Sunday, 5 April 2015

Starfish–Peter Watts

Starfish is the first novel in the Rifters trilogy set in 2050 focussing on a group of mentally unstable divers being manipulated by corporate interests in a midst of an environmental meltdown. Sounds like a pretty formulaic story, right? Well Peter Watts takes it further by heaping more science that feels necessary at times to create a story where you may not always understand what’s going on but you’re pretty sure it all makes sense.

 

I’m still not convinced I enjoyed this as a story as I had little interest in any of the characters but the science and meltdown was good enough to get me onto the next book

 

 

3/5

Thursday, 2 April 2015

Forever Magazine (Issue 3 / 1APRIL15)

I think I’m going to have to write an email to Neal Clarke to find out exactly how much of the content will have been previously published as I was disappointed to find of the three issues published I have read two of the novellas and three of the six short stories.
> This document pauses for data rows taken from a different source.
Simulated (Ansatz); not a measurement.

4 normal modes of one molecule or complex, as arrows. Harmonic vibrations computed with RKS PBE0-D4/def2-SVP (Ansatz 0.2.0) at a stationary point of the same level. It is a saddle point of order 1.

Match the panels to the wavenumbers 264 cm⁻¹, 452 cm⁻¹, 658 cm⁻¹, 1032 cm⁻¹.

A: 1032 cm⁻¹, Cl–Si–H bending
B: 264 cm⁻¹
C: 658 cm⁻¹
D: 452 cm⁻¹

Issue three has the following

  • The Wedding Album by David Marusek (Novella)
  • The Surface of Last Scattering by Ken MacLeod (Short Story)
  • Slipping by Lauren Beukes (Short Story)

I’m not going to include material I’ve previously read as this blog is more for my benefit in remembering what I have read and thought at the time and any use it may have to a wider audience is coincidental.

Surface of the Last Scattering

I find Ken MacLeod to be a difficult author in the sense that I either love his work or just don’t care. It’s not a matter of disliking something he has written, it just sometimes fails to engage so completely it might be the written equivalent of porridge. Thankfully I was gratified to find that this is one of his works where the concept is so simple; well thought out; interesting and perfectly realised that there is nothing to complain about. It covers so many topics with so few words it’s really quite amazing to see it done.

In about 3,000 words Ken MacLeod covers religion; the compassion of strangers; the essence of history; childhood idealisation of parents; realistic advances in technology and creates something simple yet breath-taking.

5/5

Slipping

Many times in the pub people have commented on what an Olympics with no restrictions on drugs would be like and Lauren Beukes has taken this and made it work but thinking through how the commercial aspects would work in reality. By focussing on the human elements of competitors whose humanity is in doubt (to some) Beukes manages to explore disability; what it means to compete; the nature of fame and how athletes are effectively commodities to be packaged, managed and sold.

4/5

Pelquin's Comet (The Dark Angels Book 1)–Ian Whates

There is more than one way to skin a cat and there is certainly more than one way to start a new scifi universe. In Pelquin's Comet (The Dark Angels Book 1)Ian Whates has taken the approach where many elements are introduced in the first novel and are given a surface treatment while the key story unfolds. This sets the series up nicely for future books but unfortunately means the novel often reads like a pilot episode of a TV show. It is likely my dislike of this is personal as it seems to be a common trope, whereby the ensemble are introduced; key organisations named (and clearly marked as good vs. evil) and then finally ending in a cliff hanger hoping for the network executives (or readers in this case) to commission (or read) further instalments.

It would be unfair to say that I did not like this book, but I’m not sure that I found the universe, characters or general premise interesting enough to make it likely that I would read further books set in the Dark Angels universe.

Things I liked

  • The potential for a transhuman vs. baseline-human conflict
  • An interesting terrorist(?) organisation

Things I didn’t like

  • Mysterious Elder alien civilisations
  • Yet another insectoid alien race
  • Evil corporations

Essentially what got me was that this was not an engaging enough story to overcome the rather stock base it was made from.